It also means we don't do proper user testing. For example, in my job, whenever we build a new interface or web page, beyond normal testing we usually get the sales guy to run through it. He represents the typical web-savvy office user, but has no coding experience. Even he is more nimble than our average user, from the bits and bobs he's learned from us over time, but he's great for finding UI annoyances like non-obvious buttons, formatting issues and misplaced widgets.
Here, I'll give you one concrete example of what I deem a UI failure: the Gnome file-open dialog. It has auto-completion, but instead of listing possibilities in a drop-down, or shadowing it inline (like IE's autocomplete), it just replaces my text box with whatever it finds, and moving my cursor to the end as I type. That means if I'm blindly typing a filename like "somefile.txt", I might end up with "someotherdoc.docfile.tgaxt" as it found "someotherdoc.doc" and "somefile.tga" while I typed. That, in my opinion, is code that should never have shipped! When the default usage pattern is ruined, it is a critical failure and the typical Linux desktop is full of these.

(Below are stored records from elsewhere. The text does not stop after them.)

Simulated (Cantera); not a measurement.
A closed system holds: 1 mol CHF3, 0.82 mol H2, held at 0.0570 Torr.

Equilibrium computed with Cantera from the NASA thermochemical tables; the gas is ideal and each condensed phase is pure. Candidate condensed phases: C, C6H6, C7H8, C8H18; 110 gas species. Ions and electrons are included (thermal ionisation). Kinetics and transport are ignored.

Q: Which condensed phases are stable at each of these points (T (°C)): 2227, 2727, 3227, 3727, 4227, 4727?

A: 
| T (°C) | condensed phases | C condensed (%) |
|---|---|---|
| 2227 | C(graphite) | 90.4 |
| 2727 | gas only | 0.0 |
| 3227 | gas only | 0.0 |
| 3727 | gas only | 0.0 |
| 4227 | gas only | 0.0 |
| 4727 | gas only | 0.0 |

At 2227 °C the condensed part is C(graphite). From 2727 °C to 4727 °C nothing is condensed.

... if it weren't riddled with fanboyism and aggressive language.
In contrast, although far from superior, Windows provides [...] Once again Microsoft's monopoly means Windows is swallowing up another market.
Wrong. Fail. Abort. Windows is swallowing up another market because Linux doesn't belong on the average user's netbook, for the same reasons it doesn't belong on the average user's desktop. It is a usability nightmare, you need to be a network engineer AND programmer to fix it when it breaks, and perhaps most importantly the Linux community is hostile and unhelpful toward non-techies.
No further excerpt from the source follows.